Missing with Ace-King: Analyzing a Big Bluff in the PCA Main Event

3 min read
David Eldridge

Covering live poker tournaments for a living affords me the opportunity to see countless thousands of hands played out, many of which offer interesting and potentially valuable insights into how players — both amateurs and professionals — play the game. In this ongoing series, I’ll highlight hands I’ve seen at the tournaments I’ve covered and see if we can glean anything useful from them.

The Scene

It’s Day 4 of the $5,300 buy-in 2016 PokerStars Caribbean Adventure Main Event, one of the premier poker tournaments in the world. The tournament is in the money with roughly 150 players remaining out of a starting field of 928.

Level 20 (5,000/10,000/1,000) has recently begun, and this hand goes down between three players: feared Canadian crusher Ami Barer, Australian amateur Ken Demlakian, and experienced American grinder David Eldridge (pictured above) who was making his second straight PCA Main Event cash.

The Action

Barer opened to 20,000 from an early position and Eldridge three-bet to 53,000 from the cutoff. Demlakian then called from the button, and Barer came along as well, making it three to the 332 flop.

The action checked to Demlakian who bet 112,000. After Barer got out of the way, Eldridge put Demlakian all in for 309,000 total.

Demlakian called, tabling 77 for an overpair. He was leading the AK of Eldridge, and things stayed that way through the 5 turn and 2 river. Demlakian doubled up to about 800,000, while Eldridge was left with 540,000.

Concept and Analysis

After an aggressive player (Barer) opens with a raise, Eldridge makes a pretty standard three-bet with a premium hand. Demlakian cold-calls behind him, and the original raiser comes along as well.

Postflop, action checks to Demlakian, and he fires out a bet of a little more than half-pot. Barer folds, and Eldridge is in an interesting spot. The cold-call from Demlakian is the key here, because it shows considerable strength to call two raises from dangerous players with one still left to act who opened from an early position.
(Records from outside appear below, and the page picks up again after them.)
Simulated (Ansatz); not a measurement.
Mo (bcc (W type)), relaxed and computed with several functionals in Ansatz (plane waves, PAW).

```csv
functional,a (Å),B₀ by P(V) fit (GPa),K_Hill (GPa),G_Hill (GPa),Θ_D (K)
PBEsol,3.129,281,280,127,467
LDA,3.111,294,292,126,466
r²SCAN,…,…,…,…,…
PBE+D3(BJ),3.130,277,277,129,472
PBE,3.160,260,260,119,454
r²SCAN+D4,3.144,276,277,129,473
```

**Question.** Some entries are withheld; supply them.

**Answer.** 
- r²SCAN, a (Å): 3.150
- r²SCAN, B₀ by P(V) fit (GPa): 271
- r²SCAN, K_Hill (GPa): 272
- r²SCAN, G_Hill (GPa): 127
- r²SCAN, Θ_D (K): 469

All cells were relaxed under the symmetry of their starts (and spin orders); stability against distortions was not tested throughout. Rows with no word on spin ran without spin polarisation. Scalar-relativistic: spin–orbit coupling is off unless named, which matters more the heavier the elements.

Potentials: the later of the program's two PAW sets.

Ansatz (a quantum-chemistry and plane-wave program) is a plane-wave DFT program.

Missing with Ace-King: Analyzing a Big Bluff in the PCA Main Event 101
Ken Demlakian

From Eldridge’s perspective, that action combined with betting the 332 flop points to one thing for Demlakian — a pair in the hole, and likely a decent one since it would seem unlikely for someone to go set-mining for 53,000 with only about 300,000 behind.

Eldridge has two choices: fold his ace-king or shove all in and try to get Demlakian off of his pair.

Of course, folding is the safer play, but Eldridge sensed a chance to increase his stack with a powerful all-in bluff shove. It might look a little crazy, but it’s actually a good spot for the shove.

First off, the big risk of bluff-shoving ace-king on most flops is that you can run into a big hand or someone who paired their kicker with AxXx, leaving you with three outs. The latter is not a big concern here since Demlakian is unlikely to have called two raises with Ax2x or Ax3x. Meanwhile if Demlakian had a big pair, say queens or better, he probably would have reraised preflop.

Stack sizes are pretty good here, too, since Demlakian can fold and still have a very playable stack of around 20 big blinds with 90-minute levels. And if Eldridge is called and he loses, he still has plenty of chips with which to work.

Also, if Eldridge does get called, he can be pretty confident he has decent equity. Holding ace-king against middle pairs in this spot, Eldridge is only about a 3-to-1 underdog, so getting called isn’t the end of the world as he still would have a reasonable chance of taking down the pot with his six outs.

In the end, Demlakian was able to muster the nerve to call off his stack in the thin spot and successfully faded Eldridge’s outs. However, Eldridge’s bluff was still a powerful move, one that put big pressure on Demlakian and forced him to make a tough decision for his stack.